It wasn't until developers started master-planning golfing communities, and hiring celebrity golfers to design dazzling courses, that golf's demands on players' time and wallets started weeding out the people who just wanted a little fun and exercise.

This probably won't surprise you, but I've never golfed.  I can appreciate the aesthetic beauty of manicured lawns, and imagine spending an afternoon enjoying a golf course's scenery - without having to worry about mowing all that grass - could be fun.  But the reason I've never been lured onto a course is because golf has always struck me as a contrived pastime.

As contrived as all that customized landscaping.

Sure, there's admirable skill involved in being able to hit a little white ball into a little hole you can't really even see.  And when it's a nice day, being outside, and walking around amidst landscaping you can only dream about for your own house, it might get a bit boring if you didn't have something else to stress about... like hitting little white balls into little holes.

And plenty of golfers stress about their game, don't they?  Maybe it's a good stress, but I doubt it.  Some people thrive on competition, but seeing who's best at hitting little balls into little holes you can barely see only trivializes competition, doesn't it?

Trying to hit little white balls into obscure little holes doesn't come cheap, either.  All that wonderful landscaping doesn't manicure itself, after all.  And not everybody can walk around an entire 18 holes without some sort of mechanized transport.  The apparatus used to hit those little white balls can be costly, and there isn't just one style of those stick-like clubs, but a plethora.  Throw in the requisite plaid pants, spiked shoes, and those hats with the pom-poms on them, and you're talking some serious cash.

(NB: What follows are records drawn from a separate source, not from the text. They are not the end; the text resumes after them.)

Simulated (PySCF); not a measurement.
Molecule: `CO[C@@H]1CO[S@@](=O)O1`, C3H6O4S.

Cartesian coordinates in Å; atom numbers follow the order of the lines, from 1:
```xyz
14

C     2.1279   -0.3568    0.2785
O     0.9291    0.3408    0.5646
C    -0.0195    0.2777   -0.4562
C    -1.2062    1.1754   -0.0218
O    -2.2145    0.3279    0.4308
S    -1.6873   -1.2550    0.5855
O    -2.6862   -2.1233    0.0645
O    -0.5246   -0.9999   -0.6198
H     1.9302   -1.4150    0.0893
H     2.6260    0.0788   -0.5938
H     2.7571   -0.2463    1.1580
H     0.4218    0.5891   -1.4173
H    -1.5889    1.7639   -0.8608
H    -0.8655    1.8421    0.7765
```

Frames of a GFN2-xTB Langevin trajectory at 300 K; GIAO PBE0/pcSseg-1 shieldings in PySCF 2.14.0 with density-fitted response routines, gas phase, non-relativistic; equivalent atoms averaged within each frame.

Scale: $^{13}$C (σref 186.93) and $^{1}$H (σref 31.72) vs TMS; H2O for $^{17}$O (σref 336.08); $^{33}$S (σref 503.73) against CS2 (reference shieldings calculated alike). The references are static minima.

Indeed, for a variety of reasons, most of them financial, golf is a sport for the affluent.  Or at least, those who are rich enough to not worry about anybody laughing at their peculiar wardrobe.

Talk About a Downhill Lie

Which brings us to the peculiar news out of Dallas, Texas, recently that AT&T wants to build a championship-caliber golf course on a scrubby patch of urban forest in a crime-saturated part of the city.  AT&T currently has its corporate headquarters in Dallas, but is rumored to be quietly planning a new corporate campus in suburban Irving.  If and when the corporation leaves Big D, as a parting gift, AT&T wants to give the city the prestigious Byron Nelson Championship golf tournament that's been hosted by Irving for the past 30 years.

It would make for an odd swap, but then again, the Byron Nelson is not chump change, being worth $40 million annually to Irving's economy.  But AT&T is positioning itself as the tournament's new corporate sponsor in 2015, and they say the event's current venue, at Irving's grand Four Seasons resort, no less, isn't posh enough.

However, driving around the Byron Nelson's possible new home doesn't exactly impress anybody, either.  If at five diamonds on AAA's rating scale, the Four Seasons is too dowdy for AT&T, what makes the communications giant think marshland in a floodplain boarded by Section 8 apartment complexes, auto impound lots, and a rail yard will be any improvement?  There are reasons the city has ever been able to convince a rational developer to parlay a respectable enterprise on this nondescript 500 acres of city-owned land.  Its as if AT&T isn't aware of the neighborhood's deeply-rooted problems.

Or that golf probably isn't the best way to address those problems.

I spoke with a manager at one of those auto impound lots last week, a well-spoken, fit young man who had heard rumors of the proposed golf course but thought it was all a big joke.  This savvy business manager said he doesn't even walk outside the perimeter of his security fence around his sprawling lot for fear of his own safety.

"You'd be stupid to go play golf in this neighborhood," he scoffed, noting that the city already has a municipal course nearby, but everybody's too scared to play it.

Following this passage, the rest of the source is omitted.